America's new wonder: a record-breaking bridge

America's new wonder: a record-breaking bridge

The Mike O'Callaghan-Pat Tillman Memorial Bridge, which opened this month and connects the US states of Arizona and Nevada, spans the vast chasm 890 feet above the Colorado River that is controlled by the dam.

The striking 1,900-foot-long structure, which reroutes traffic off of the two-lane road atop the dam, will improve traffic in the region and help protect the dam from terrorist threats, officials said.

It is the seventh highest bridge in the world, behind four in China, one in Papua New Guinea and one in the US state of Colorado.
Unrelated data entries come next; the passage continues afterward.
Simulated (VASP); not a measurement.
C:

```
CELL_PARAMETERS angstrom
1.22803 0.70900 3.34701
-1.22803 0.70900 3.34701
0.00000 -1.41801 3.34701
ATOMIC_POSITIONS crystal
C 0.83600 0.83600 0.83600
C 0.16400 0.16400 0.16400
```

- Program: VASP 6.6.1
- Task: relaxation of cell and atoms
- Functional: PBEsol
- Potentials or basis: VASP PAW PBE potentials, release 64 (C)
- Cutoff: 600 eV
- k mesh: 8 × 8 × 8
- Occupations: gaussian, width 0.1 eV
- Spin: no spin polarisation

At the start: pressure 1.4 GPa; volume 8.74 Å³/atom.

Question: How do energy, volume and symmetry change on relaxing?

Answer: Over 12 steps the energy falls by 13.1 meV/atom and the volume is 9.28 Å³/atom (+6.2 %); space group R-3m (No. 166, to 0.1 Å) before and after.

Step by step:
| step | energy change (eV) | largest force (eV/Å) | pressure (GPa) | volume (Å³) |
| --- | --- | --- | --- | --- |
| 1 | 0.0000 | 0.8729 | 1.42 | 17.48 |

"The Hoover Dam is the greatest civil engineering achievement in America's history," said bypass bridge project manager Dave Zanatell with the Federal Highway Administration.
"Our goal was not to outdo or outshine it. Our goal was to, in a respectful way, do something that would be great for our generation and that would stand besides Hoover Dam in a respectful and quality way that would become a part of Hoover's legacy."
The USD 240 million bridge was built in five years by 1,200 labourers and 300 engineers.
It could not have arrived at a better moment for a nation and region whose psyche has been pummelled by a prolonged, devastating recession.

Just as the Hoover Dam was built in the heart of the Great Depression and was seen as an example of the nation's can-do spirit, some hope this project can provide some uplift.
The dam and bridge are "two engineering wonders constructed at times when our country was looking at itself and wondering what the future held," said Colleen Dwyer of the Bureau of Reclamation, which manages the dam.

"We're looking at what can be done even at these worst of times to make these wonderful structures come to be, to create something new and different which enables America to keep moving ahead. That's the parallel."

The bridge's dimensions are staggering: at 1,050 feet, its support arch is the longest arch in the Western Hemisphere, holding up a roadway that leans on 300-foot-long concrete pillars, some of the tallest in the world.